2. Any person who is a peace officer and who provides security services for any court of the unified court system may stop a person in or about the courthouse to which he is assigned when he reasonably suspects that such person is committing, has committed or is about to commit either (a) a felony or (b) a misdemeanor defined in the penal law, and may demand of him his name, address and an explanation of his conduct.
3. When upon stopping a person under circumstances prescribed in subdivisions one and two a police officer or court officer, as the case may be, reasonably suspects that he is in danger of physical injury, he may search such person for a deadly weapon or any instrument, article or substance readily capable of causing serious physical injury and of a sort not ordinarily carried in public places by law-abiding persons. If he finds such a weapon or instrument, or any other property possession of which he reasonably believes may constitute the commission of a crime, he may take it and keep it until the completion of the questioning, at which time he shall either return it, if lawfully possessed, or arrest such person.

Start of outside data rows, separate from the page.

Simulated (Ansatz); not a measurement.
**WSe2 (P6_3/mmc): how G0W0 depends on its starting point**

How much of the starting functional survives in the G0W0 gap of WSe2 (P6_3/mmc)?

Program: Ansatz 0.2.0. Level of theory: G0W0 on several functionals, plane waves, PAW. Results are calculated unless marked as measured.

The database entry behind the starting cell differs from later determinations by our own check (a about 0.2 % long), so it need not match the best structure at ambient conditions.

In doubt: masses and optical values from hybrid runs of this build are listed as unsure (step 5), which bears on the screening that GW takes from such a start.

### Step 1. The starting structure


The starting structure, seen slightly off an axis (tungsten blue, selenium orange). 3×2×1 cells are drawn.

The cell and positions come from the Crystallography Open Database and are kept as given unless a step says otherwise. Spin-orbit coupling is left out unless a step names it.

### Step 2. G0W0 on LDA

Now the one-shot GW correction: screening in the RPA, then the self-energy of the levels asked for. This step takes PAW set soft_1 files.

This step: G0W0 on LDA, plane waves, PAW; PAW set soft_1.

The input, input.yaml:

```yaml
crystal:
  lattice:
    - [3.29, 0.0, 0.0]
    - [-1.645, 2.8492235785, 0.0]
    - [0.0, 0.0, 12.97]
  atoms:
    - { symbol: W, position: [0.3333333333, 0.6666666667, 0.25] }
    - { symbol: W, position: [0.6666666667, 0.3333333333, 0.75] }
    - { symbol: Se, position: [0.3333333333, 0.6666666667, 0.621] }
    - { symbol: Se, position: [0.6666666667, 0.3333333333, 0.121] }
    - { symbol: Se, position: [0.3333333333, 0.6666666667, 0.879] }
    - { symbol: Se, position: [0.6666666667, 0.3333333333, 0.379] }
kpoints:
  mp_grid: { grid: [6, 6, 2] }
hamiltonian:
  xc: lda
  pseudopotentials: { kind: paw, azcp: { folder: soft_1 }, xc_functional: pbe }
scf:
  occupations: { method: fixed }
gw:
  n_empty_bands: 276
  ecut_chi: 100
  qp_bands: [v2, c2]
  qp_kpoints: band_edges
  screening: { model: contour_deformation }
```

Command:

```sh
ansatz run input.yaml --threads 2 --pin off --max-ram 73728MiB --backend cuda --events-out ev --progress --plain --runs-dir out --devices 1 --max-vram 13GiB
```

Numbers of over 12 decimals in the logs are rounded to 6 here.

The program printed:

4. In cities with a population of one million or more, information that establishes the personal identity of an individual who has been stopped, questioned and/or frisked by a police officer or peace officer, such as the name, address or social security number of such person, shall not be recorded in a computerized or electronic database if that individual is released without further legal action; provided, however, that this subdivision shall not prohibit police officers or peace officers from including in a computerized or electronic database generic characteristics of an individual, such as race and gender, who has been stopped, questioned and/or frisked by a police officer or peace officer.